The Supreme Court next week will finally hear oral arguments in the Hobby Lobby and Conestoga Wood challenges to the contraception mandate of the Affordable Care Act, a case that some have called Citizens United redux for its potential impact on the question of corporate personhood and the alarming concept of corporate religion.
Hobby Lobby, a national retail chain of craft stores, and Conestoga Wood, a Pennsylvania-based cabinet manufacturer, have sued for an exemption from the contraception mandate, arguing that the provision of the new healthcare law violates the religious liberty of both for-profit corporations.

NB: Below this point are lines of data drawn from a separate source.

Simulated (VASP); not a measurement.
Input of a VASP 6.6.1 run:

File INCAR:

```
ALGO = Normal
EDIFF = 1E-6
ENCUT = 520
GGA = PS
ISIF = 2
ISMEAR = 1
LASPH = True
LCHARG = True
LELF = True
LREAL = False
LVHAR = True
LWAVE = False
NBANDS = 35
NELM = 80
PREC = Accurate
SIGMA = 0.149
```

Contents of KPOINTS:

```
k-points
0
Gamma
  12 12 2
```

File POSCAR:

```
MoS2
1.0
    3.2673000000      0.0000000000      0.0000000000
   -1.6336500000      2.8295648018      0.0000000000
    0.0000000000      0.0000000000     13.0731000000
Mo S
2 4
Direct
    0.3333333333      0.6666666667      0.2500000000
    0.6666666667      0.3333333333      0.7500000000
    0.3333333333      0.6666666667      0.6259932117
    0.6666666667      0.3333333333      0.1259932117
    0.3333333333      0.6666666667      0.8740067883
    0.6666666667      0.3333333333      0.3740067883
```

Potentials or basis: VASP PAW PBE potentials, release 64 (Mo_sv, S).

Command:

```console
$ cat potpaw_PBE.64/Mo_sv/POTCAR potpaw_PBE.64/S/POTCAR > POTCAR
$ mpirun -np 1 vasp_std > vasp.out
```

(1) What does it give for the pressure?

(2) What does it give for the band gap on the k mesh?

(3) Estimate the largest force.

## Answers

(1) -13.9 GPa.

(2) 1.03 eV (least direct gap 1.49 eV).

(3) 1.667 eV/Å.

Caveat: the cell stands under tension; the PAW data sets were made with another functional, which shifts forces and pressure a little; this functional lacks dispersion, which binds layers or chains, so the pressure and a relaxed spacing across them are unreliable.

Basically, Citizens United established that corporations are people; the pair of cases brought by Hobby Lobby and Conestoga Wood may determine if corporations are people of faith.
But, according to a legal analysis of the case from Lawrence Hurley at Reuters, the court, if it is sympathetic to the plaintiffs' claims of religious liberty, could also avoid the question of corporate religion entirely. And given the high court's track record on corporate personhood, that could be the best version of a bad outcome.
Justices may dodge the issue with a ruling "that individuals who own closely held companies, rather than the corporations themselves, can argue their religious rights have been violated," Hurley notes. Francis Manion, a lawyer in a similar case litigated by a federal appeals court in Washington, D.C., called such an outcome "a middle way to duck the legally controversial question" of whether corporations have faith.
More from Reuters:
A ruling from the high court similar to the Gilardi decision in Washington would enable the justices to duck the kind of criticism they faced, mainly from liberals, four years ago when the court was seen to side with the notion of corporate personhood. On a 5-4 vote, the court endorsed broad free-speech rights for corporations in the campaign finance context in a case called Citizens United v. Federal Election Commission.
The second question for the court is whether the religious objections have any merit. The Washington, D.C., appeals court ruled for the Gilardis on that question too, awarding them a preliminary injunction that prevents the mandate from being enforced against them.
The Supreme Court could follow suit, or it could issue a split ruling in which it finds the company owners have the right to make a claim but then concludes that the argument has no merit. In that scenario, the court would find that the mandate furthers a compelling government interest and does not unduly burden the company owners.
But the question remains one for the high court. Can corporations like Hobby Lobby and Conestoga Wood have it both ways? All of the freedom from liability that incorporation provides, and a range of individual liberties when it suits an employer's whims?